Genre: Woody Oriental
In accordance with the Indult brief of Asian exoticism, Isvaraya introduces itself with a sweet, moist, spiced fruit note of gargantuan proportions. The fruit is backed up by indolic white flowers and perhaps a touch of frankincense, followed by a wave of sweet, lush patchouli. The patchouli establishes itself at Isvaraya’s center, with the intense fruit as a gloss and the white flowers firmly in the background. Isvaraya grows more interesting over time, as the fruit and patchouli calm down and take on a drier, darker, smoky quality. It seems to me that the smoke is attached to a shadowy, non-foody vanilla that lies deep in Isvaraya’s base.
Isvaraya is not a shy scent. It’s potent – even loud – and leaves a generous cloud of sillage behind it. Ironically, it’s also very short-lived on my skin, and I cannot detected it after about two hours. So, while I’ve found Isvaraya the most intriguing of the Indult scents I’ve tried, I’d only recommend it if testing reveals that it endures longer on your skin.
Wow, this is a beautiful fragrance! Very oriental to my nose. Started out sweet with the plum and jasmine, then the dry-down was heavy and thick with patchouli and musk. Excellent lasting power (going on ten hours!) Better-suited for evening in my opinion.
This quirky little sent grabbed my attention when I first started exploring perfumes and became the second bottle I ever bought myself.
In trying to describe this, a few images come to mind. One is the leather jacket I wore in college. I liked to keep it on while bar hopping because It was part of my ‘wardrobe’ and I didn’t want to risk having it stolen. The bars, of course, were always warm. My leather jacket was light weight and dusty from wear, and had a silk lining to protect the interior. Over time this lining developed a specific smell: muskiness from my warm body mixed with leather. While neither of these notes is listed in Isvaraya, I do detect them.
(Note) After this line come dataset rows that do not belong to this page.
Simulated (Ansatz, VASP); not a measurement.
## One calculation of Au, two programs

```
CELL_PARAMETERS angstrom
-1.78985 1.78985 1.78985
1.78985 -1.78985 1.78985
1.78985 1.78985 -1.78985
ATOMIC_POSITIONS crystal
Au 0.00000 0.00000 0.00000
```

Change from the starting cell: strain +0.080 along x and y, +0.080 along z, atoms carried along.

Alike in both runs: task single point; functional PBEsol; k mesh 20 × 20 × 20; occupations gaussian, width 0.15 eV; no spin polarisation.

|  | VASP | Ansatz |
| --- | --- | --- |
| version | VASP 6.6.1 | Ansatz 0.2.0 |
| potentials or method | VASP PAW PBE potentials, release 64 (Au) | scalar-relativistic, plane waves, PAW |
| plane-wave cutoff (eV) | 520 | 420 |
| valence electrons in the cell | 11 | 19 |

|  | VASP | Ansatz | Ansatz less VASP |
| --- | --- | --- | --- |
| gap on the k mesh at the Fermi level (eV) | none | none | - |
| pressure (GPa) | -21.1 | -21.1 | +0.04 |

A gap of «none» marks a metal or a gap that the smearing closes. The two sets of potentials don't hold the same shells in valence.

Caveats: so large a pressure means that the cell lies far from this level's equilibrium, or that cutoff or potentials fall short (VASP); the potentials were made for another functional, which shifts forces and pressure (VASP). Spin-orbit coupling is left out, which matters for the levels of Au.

The second image is from a day spent in the Italian Riviera, when my SO and I found a winding, overgrown path that led from the summit of a medieval town. The uneven path clung to a rocky, windswept hillside that overlooked the sea ahead. Unexpectedly we found ourselves in a grove of gnarled olive and lemon trees, which were providing shade for colorful clusters of wild flowers. In any other setting the grove wouldn’t have caught our eye; but here, with the ancient town above us, the sea ahead of us and medieval homes all around us, it was just magical. I can still smell the fruity, floral tinged air intermixing with the warmth radiating from the rocky path.
This is the experience I get with Isvaraya.